Given my new interest in Taxidermy and butterflies I paid a visit to The Natural History Museum of Los Angeles.
I had been to the museum before but this visit was different. I spent hours filled with curiosity causing wonder to bloom within me this time. I soaked up as much knowledge that day as I could. My soul felt like a parched desert that had just been rained upon. Learning never felt so good. I didn’t want this feeling to go away so I signed up to volunteer.

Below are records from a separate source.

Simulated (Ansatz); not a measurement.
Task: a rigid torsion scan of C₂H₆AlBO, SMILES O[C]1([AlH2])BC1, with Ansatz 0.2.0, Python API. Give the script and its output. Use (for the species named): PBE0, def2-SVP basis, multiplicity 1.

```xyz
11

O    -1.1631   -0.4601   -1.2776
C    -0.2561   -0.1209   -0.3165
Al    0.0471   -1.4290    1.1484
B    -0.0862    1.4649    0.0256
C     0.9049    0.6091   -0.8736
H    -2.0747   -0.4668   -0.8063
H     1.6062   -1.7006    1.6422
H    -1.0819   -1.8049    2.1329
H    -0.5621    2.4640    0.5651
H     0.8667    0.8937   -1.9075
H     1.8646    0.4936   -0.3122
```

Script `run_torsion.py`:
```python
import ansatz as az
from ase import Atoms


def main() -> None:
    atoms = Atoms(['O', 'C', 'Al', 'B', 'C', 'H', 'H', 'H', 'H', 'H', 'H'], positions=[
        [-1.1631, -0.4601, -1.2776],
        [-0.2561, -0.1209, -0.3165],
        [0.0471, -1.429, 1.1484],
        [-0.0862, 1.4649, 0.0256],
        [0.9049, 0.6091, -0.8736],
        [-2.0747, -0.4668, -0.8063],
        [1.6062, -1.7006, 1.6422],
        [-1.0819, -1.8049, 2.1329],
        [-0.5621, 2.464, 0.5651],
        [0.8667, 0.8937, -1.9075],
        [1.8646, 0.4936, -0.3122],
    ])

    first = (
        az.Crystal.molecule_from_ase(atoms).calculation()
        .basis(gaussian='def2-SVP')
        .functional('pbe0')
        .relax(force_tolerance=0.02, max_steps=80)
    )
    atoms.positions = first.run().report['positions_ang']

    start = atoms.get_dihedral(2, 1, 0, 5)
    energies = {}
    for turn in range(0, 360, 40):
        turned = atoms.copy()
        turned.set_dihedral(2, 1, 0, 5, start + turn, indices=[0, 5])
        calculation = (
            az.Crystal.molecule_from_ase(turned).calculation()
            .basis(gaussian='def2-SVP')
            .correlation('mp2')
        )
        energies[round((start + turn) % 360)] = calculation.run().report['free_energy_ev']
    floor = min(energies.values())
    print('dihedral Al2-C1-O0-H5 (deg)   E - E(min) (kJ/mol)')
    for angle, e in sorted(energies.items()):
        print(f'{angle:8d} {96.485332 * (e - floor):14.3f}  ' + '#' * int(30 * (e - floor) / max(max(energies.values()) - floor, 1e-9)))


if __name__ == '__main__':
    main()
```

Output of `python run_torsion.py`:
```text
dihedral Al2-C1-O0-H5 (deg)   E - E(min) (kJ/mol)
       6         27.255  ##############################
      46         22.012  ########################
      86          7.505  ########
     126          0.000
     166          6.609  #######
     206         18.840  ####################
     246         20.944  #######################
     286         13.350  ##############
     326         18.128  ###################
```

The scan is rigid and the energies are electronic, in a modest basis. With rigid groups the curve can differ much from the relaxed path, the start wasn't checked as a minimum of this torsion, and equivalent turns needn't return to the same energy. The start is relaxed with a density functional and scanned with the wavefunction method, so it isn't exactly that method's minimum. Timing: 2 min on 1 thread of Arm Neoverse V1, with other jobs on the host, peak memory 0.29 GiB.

You can volunteer for either a position as a general interpreter or a behind-the-scenes position. I really wanted to help behind-the-scenes in the Taxidermy studio! To my disappointment behind-the-scenes opportunities come up less often but they welcome you to start volunteering as an interpreter until a space opens. I took their advice and signed up to start as a general interpreter out on the museum floor. It was intimidating knowing I’d be educating groups of people about exhibits I knew little about. What happens if they ask a question I don’t know the answer to? What happens if some little rug rat tries to feed his slimy lollipop to the tarantula and the spider get loose? What happens if someone steps on the spider killing it and shrieks and the seniors all faint and break hips? WHAT THEN?!
I can handle this.
I attended the orientation sessions that were required to start as a general interpreter in the discovery center. The space is amazing with huge glass walls so the sunshine can pour in. A giant polar bear upon its rear legs greets you at the entrance and a forest of mammal heads decorate the walls. Yay, Taxidermy! There are encased animal specimens for children to arrange their own museum. Yay, MORE Taxidermy! Live insects are squirming in aquariums for observation. Who doesn’t love tables wrapped in paper with crayons to draw with? Antlers, minerals, microscopes, oh my! This place is a kingdom of discovery if you’re a kid, and even if you’re not you’ll be taken back to that happy place.